What an astonishing thing a book is.
It’s a flat object made from a tree, with flexible parts on which are imprinted lots of funny dark squiggles.
But one glance at it and you’re inside the mind of another person. Maybe somebody dead for thousands of years. Across the millennia an author is speaking clearly and silently inside your head, directly to you.
Writing is perhaps the greatest of human inventions. Binding together people who never knew each other. Citizens of distant epochs.
Books break the shackles of time.
A book is proof that humans are capable of working magic.
Carl Sagan (well duh), Cosmos,
ep 11, “The Persistence of Memory”
- Because of the Symphony of Science auto-tune videos, each episode of Cosmos has a few spots where you sit up and say, “Hang on a minute, this sounds really familiar!”

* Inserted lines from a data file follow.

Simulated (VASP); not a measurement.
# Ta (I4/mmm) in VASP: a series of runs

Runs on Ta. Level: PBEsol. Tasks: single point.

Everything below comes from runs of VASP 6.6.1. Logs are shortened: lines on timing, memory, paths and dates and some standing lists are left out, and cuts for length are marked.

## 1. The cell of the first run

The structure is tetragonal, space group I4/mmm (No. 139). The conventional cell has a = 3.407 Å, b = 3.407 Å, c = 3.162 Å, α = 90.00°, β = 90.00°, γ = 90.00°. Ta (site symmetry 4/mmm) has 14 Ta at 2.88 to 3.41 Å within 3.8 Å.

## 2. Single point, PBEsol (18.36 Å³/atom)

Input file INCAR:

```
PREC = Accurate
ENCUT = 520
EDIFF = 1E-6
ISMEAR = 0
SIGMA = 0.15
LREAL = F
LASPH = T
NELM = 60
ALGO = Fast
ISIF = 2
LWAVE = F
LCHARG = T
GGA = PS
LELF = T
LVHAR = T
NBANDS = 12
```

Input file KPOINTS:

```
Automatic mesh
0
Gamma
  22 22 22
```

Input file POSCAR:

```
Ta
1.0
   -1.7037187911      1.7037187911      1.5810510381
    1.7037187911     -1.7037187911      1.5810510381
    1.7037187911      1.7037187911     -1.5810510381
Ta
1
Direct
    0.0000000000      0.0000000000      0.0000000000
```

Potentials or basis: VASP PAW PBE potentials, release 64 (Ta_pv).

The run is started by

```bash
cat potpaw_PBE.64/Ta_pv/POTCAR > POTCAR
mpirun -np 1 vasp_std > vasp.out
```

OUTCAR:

- Because the quote is from a TV show, I had to come up with a paragraph division myself. (There’s a Cosmos book; I don’t have it.) I wonder (and don’t Google, because I’m lazy) if anyone has tried giving unparagraphed text to author-types and seen if they break it into paragraphs the same way.
- Or is that even the right question? Author-types don’t take a stream of text and break it into paragraphs; they generate the stream and break it while it’s still hot. I wonder if revision As Done By Professionals includes much paragraph-fixing.
- Also, what if you gave unparagraphed text to an author and said, “Paragraph this so it is quick-paced. Then so it’s soporific, or suggesting the narrator is mad.” Which are the easy ones: short paragraphs, veeeeery long paragraphs and a new paragraph every 254 characters.
- Oh, it was Carl’s birthday on the ninth. Which probably was mentioned by someone while I was falling through the Net, which led me (after a few other failed diversions) to pulling up an episode of Cosmos and cheering up instantly. And then, into writing this post. I’m not one to plan my diversions; even today, I thought I’d spend the whole day writing, but have instead done cycling, computer housekeeping, and a few hours tinkering with a decorative Buddha, turning it into an Erisian saint idol of some description. (A long story: It was Prague, this summer, the last day of the active portion of my summer vacation, and I was in one of those hundreds of tiny convenience stores that Prague is full of (candy and booze!), irritated because it was likely to rain soon and my companions were not perfect slave-manikins of my will and desires; and, having still too much local money left, I grabbed the cheap Buddha statue, the size of two fists, smirked back at the Asian lady manning the till as I paid, and thought to myself, “Ha! I can waste time making impulsive buys increasing the likelihood of being stranded in the rain unumbrella’ed, too!” And then, later, I thought to myself, what do I need a Buddha for? It’s not a Czech souvenir, really. Czech Republic, the famous birthplace of Siddharta… uh, and Made In China. And thus I’ve been buying beads, rasps, a few bottles of paint; as (speaking in pseudo-theological gobbledygook) the Buddha is not deployed into Buddhistic use it is an agnostic pre-worship object, and surely it is okay that I appropriate it into statue-body modification for a different faith. Possibly for St. Confusius, he of unclear revelations. Because this Buddha is a fat man of wealth and good fortune (with a legend of “COMING WITH CASH” along the base), it’s a nice painting project for an inept buffoon like me: plenty of bulging smooth surfaces. Anyway, it’s that long a story.)
- Also, since I’m writing NaNoWriMo (updates on that to follow), I’m prone to word diarrhea (see the previous point).